“My films, back in the day, were something dangerous to watch. There was a military dictatorship back then. And simply stating that you liked one of my movies could be your passport to jail.”

—José Mojica Marins

A demonic trailblazer in South American independent filmmaking, José Mojica Marins is Brazil’s master of the macabre. Over more than a half-century of (genuine!) guerrilla filmmaking, Marins has virtually recarved the underbelly of Brazilian cinema in his image, making confrontational horror films in defiance of—and as an incendiary reaction to—a brutal state dictatorship that was none too enthusiastic about the raw sexuality, anarchistic violence and skewering of religious ideals that comprised so much of his work. Several of his films were seen as criminal acts, and he suffered no shortage of hardships as a result.

In the process, Marins became a full-on pop icon in his country. Regardless of where you’re coming from and what you may have seen, his films will startle and surprise you. Furiously anti-law and anti-church, his radically eccentric interpretations of the genre haunt a borderland between carnivalesque spookshow and revolutionary scream—horror-comic fever dreams of the condemned.

Marins’ earliest productions were the epitome of resourceful low-budget filmmaking, and his Zé do Caixão character (Anglicized as Coffin Joe), whom he both created and performs, is equal parts Marquis de Sade, Salvador Dali, Freddy Krueger and Friedrich Nietzsche. He’s a godless undertaker whose very freedom from religion affords him the power to terrorize his community with impunity—the ultimate antihero for an oppressed and victimized audience.

Further bolstering his reputation as a madman with a movie camera, Marins has done countless, er, unorthodox things over the course of his career. Working as he often did with non-actors, Marins would audition candidates by exposing them to snakes, spiders, rats, etc. as “tests of courage,” choosing those who best controlled their fear. He also regularly made his insect-adorned candidates run screaming through crowds on the street to submerge them into chaos, reptiles and arachnids falling from their bodies amidst terrified bystanders. For the inaugural episode of his weekly television series in the late ’60s, Marins buried his regular star Mário Lima alive for the show’s entire running time—digging him out at the end, just before the credits rolled. To the chagrin of detractors who thought him to be satanic, he once took over an abandoned church and turned it into his production studio, where he created mountains of blasphemous imagery. In the late ’80s, Marins founded a new kind of church revolving around the powers of the mind. The stories are endless, and as fascinating as his work as an artist.

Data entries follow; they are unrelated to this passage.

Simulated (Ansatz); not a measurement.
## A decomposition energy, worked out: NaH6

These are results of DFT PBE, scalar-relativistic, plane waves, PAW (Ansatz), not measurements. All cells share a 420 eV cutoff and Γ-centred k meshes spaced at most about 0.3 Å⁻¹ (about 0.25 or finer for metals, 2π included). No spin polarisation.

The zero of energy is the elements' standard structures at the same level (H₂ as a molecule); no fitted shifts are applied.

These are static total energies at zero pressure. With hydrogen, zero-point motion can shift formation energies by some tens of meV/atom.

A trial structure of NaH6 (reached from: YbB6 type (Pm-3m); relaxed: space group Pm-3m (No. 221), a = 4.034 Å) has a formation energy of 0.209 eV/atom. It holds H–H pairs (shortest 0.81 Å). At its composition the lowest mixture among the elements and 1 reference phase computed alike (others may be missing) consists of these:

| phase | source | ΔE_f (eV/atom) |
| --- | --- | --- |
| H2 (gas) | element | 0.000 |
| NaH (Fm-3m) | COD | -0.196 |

EMBODIMENT OF EVIL (out this month on U.S. Blu-ray/DVD from Synapse Films) is the production Marins’ fans have spent decades waiting for: a larger-than-death Coffin Joe comeback film for a changed, modern Brazil. The storyline (written by Marins and Dennison Ramalho) is a direct sequel to Joe’s second film, 1967’s THIS NIGHT I’LL POSSESS YOUR CORPSE, completing a narrative trilogy that began with 1964’s AT MIDNIGHT I’LL TAKE YOUR SOUL while eschewing the many subsequent Coffin Joe films, TV shows and comics. It marks the first time Marins has been able to make a horror film free of censorial constraints, and that he’s been able to work with a major budget and state-of-the-art special FX—backed by 20th Century Fox’s Brazilian studio arm, no less!